One viable way for people in the said technically underdeveloped
region to escape from the dilemma appears to be to resort to
superencipherment, i.e. an encryption system consisting of a
combination of an easily implementable algorithm with a sufficiently
good 56-bit algorithm (which can be legally obtained from the 33
countries) with the hope that the resulting strength will exceed the
computational capability of the mighty eavesdroppers.

It is the purpose of this paper to present some preliminary ideas on
the realization of such an easily implementable complementary
algorithm in the form of a stream cipher having the property that its
keystream can be easily generated by both partners of a given
communication connection without involving any problems of transport
and secure storage, thus possessing the advantages of immunity to
(whatever) export controls and of simplicity of handling by
(eventually unsophisticated) users of the encryption scheme. (This is
to be contrasted, in particular, with keystreams obtained from
physical random processes, which normally incur severe management
problems of transport and secure storage.)
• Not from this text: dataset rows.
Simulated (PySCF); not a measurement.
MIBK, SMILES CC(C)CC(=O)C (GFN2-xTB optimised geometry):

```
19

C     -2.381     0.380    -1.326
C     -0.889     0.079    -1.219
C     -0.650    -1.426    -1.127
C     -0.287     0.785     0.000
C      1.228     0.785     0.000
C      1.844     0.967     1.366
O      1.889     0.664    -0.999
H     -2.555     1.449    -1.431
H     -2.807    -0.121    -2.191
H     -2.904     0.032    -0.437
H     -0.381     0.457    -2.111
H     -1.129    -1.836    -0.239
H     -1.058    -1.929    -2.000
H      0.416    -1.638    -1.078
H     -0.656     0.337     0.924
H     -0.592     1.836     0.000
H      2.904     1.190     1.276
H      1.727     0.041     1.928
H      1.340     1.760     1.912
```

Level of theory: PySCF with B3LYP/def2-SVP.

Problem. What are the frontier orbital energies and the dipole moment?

II. RAW MATERIALS FOR OBTAINING KEYSTREAMS.

For good cryptological security of a stream cipher, the keystream
generated should be hard to infer, i.e. it should be difficult for the
analyst to predict any bit of the keystream from the other bits. As is
well-known, this very crucial problem is unfortunately extremely
difficult to deal with. We regret (as the reader may have foreseen
from our introduction) not being able to offer any satisfactory
solution to that in the present paper. Instead we suggest to appeal to
the admittedly crude (imprecise) heuristic argument that by rendering
each bit of the keysteam somehow to be a sufficiently complex
(complicated) function of a sufficiently large set of independent and
sufficiently random values (variables) the dependency of any bit from
the other bits of the entire sequence obtained can be made to be
arbitrarily small so as to be beyond the inference capability of the
analyst.

Assuming that the above heuristic argument can be accepted and noting
that the dependency can be expressed in terms of auto-correlations, we
suggest using the following coarse plan to generate keystreams for
our purpose: Start with some more or less random raw materials
(sequences of bits/bytes) that are easily available albeit inherently
poor (i.e. comparatively strongly auto-correlated) and apply a
sequence of suitably chosen refining processes (to be treated in the
next section) aimed to reduce the correlations such that the end-stage
output will be of satisfactory quality (progressive refinement).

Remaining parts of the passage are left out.